Jupiter One's second album has some great songs, but it also gets mired in mediocre '70s-style pop here and there.
Jupiter One's self-titled album was an unexpected surprise. Full of pop gems yet stylistically diverse, it was one of 2008's stronger debuts. Except that it was actually a reissue; the band originally self-released the album all the way back in 2005. So it's not a shock that the follow-up, Sunshower, is hitting shelves a short 12 months later. Sunshower shows that the band continues to have a knack for a catchy melody, but it's a knack they don't employ on every song, to their detriment.

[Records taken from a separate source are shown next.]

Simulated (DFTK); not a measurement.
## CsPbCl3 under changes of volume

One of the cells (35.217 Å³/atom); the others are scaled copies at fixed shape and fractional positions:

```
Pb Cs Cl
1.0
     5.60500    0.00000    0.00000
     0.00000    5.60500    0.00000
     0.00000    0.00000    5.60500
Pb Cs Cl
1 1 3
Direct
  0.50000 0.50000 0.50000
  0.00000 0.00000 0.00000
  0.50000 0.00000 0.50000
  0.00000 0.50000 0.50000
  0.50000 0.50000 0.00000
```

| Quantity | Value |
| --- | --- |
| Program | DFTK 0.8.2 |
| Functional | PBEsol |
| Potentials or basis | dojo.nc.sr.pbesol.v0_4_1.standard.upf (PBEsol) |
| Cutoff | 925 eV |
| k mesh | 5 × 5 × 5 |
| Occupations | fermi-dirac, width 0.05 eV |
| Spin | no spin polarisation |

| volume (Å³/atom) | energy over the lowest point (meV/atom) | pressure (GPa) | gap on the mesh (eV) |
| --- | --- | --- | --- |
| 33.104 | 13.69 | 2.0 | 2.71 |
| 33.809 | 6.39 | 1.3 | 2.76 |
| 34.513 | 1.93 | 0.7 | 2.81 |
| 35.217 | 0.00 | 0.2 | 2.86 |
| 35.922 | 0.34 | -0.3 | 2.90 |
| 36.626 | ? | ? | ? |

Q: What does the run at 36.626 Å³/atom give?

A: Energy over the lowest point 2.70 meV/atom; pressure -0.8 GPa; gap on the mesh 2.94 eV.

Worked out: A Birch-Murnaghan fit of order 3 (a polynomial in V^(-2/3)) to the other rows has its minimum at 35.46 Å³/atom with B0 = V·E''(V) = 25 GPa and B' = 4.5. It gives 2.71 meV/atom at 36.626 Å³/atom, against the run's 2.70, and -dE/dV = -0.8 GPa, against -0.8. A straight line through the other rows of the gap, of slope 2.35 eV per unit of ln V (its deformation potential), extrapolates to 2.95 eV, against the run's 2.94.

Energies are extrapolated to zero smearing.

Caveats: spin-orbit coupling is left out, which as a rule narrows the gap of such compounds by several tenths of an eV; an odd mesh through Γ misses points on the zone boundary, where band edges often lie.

The album opens with "Volcano", a great big chunk of silly power-pop. Swirling synths and tight, harmonized, "Ahhs" in the introduction give way to understated guitar and lead singer K Ishibashi's vocals. Lyrically, the song is a narrative that involves super powers, a volcanic eruption, a girlfriend, and the girlfriend's angry father. A father who is more interested in telling the protagonist why he's not good enough for his daughter than in heeding the protagonist's warning to "Get out / Get out / Get out of the house". "Volcano" is one of those songs that gets stuck in your head instantly and has you singing along by the end of your first listen. The second track, "Lights Go Out", is a bit harder-rocking, with lyrics about a man who can't get over seeing his ex-girlfriend with a new guy. Ishibashi shout-singing in the refrain gives the song a bit of an edge and contrasts nicely to the opener.
Third track "Flaming Arrow" features some very nice twisted lyrics about a man getting revenge on his ex by setting her apartment building on fire. Maybe primary songwriter and guitarist Zac Colwell had some relationship issues to work out while working on these songs. It starts well enough, with a laid-back, acoustic guitar and organ-driven feel. But about a minute in, the song bursts into a huge, schmaltzy slice of '70's-style AM pop, complete with unnecessary strings and lighter-than-air clean electric guitar. This shift is disarming and annoying and it pretty much sabotages the song. The next song, "Made in a Day", is perfectly pleasant, but almost completely forgettable. But just as you think that Jupiter One is losing their focus, though, out comes "Anna." This is the album's other highlight, a song that mines the '70s much more successfully than "Flaming Arrow". It features a huge chorus with harmony vocals and great use of a '70s-style distorted guitar tone, with subtle keyboard washes in the background.
But then the album really does lose its focus. The second half of the disc features a weak, disco-beat ballad in "Simple Stones", a limp slow-dance song without any hooks ("Strange Teacher"), and a boring tune that completely wastes the great title "High Plains Drifter Finds the Oracle at Delphi". All is not lost, though, as Sunshower does manage a few more gems. "Find Me a Place" is a gentle song by Ishibashi that has strong melodies in its verses and chorus. Ishibashi also writes the album's closer, "People in the Mountain, People in the Ocean", a simple, spare track that is mostly just vocals and acoustic guitar which highlights his strong falsetto. The only rocker on side two, as it were, "Come On", also works very well. While not quite up to the level of "Volcano" or "Anna", it has another strong chorus that marries a catchy melody to a strong backbeat.
It's too bad that Jupiter One can't seem to come up with a great melody every time out, because when they do the songs really pop. And when they don't, well, they just sound flat. The band's first album had some of these same issues, but it was so ridiculously front-loaded with good songs that is wasn't as noticeable. That album also traded heavily in sounds from early '80s new wave. Sunshower trades the '80s for the '70s, but the results are similar. If there's a strong hook, the song works, but if there isn't one, the band isn't musically interesting enough to make up for it. Still, when Jupiter One are good, they're very, very good. There's enough high quality material here to make the album worth a listen. And at a brisk 38 minutes, Sunshower doesn't last long enough to wear out its welcome.